Thursday, April 4, 2019

C is for Charlottesville

I used to like Charlottesville. Then it lost its innocence. 


I heard people say a similar thing after the Virginia city became a byword for racist tensions during the Unite the Right furor in 2017. The reality is more complex.

When I first arrived in places like Charlottesville, Charleston, and Savannah I was wooed over by their charms. You do the tourist thing, You go on the plantation circuit; you sit on sunny porches and drink iced tea. Even the word antebellum seemed quaint, conjuring up the shade under magnolia trees in long southern afternoons.

If there is one lesson from Charlottesville, it's that the past casts a long shadow. The horrors of the events of August 11 and August 12, 2017, somewhat obscure the fact the protests sparked by a proposal to remove a giant statue of Robert E. Lee in the city.

 Virginia has an uneasy relationship with its past. Even the founding fathers like Thomas Jefferson who crafted the University of Virginia in Charlottesville and Monticello are tainted. As you dig beneath the surface, you soon realize places like Charlottesville never had much innocence.

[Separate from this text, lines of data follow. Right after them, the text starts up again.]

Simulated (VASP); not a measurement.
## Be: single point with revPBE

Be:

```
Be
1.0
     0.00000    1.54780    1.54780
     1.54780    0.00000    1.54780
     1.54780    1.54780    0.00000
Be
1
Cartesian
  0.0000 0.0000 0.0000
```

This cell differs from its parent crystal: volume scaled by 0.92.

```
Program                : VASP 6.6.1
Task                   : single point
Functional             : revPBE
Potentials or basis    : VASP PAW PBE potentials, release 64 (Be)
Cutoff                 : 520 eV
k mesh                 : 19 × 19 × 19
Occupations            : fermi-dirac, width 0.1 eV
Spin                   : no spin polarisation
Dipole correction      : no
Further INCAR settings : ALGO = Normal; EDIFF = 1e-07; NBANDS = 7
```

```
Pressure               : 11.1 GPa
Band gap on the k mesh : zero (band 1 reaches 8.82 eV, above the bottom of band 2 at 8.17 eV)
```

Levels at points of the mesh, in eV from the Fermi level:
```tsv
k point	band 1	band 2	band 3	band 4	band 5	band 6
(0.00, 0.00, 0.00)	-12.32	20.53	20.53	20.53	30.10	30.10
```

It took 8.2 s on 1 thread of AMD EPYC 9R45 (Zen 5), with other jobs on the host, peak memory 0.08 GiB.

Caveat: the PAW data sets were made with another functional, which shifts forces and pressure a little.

The tour of Monticello dwells on Jefferson's books and ideas. It treads carefully over his ownership of other human beings and the nature of his relationship with Sally Hemings.



Monticello is a pleasant enough place to while away an hour or two. However, I was somewhat bemused to pay so much to be bused military style on a tour of a house that must be the size of the latrine at Chatsworth back home. Just saying.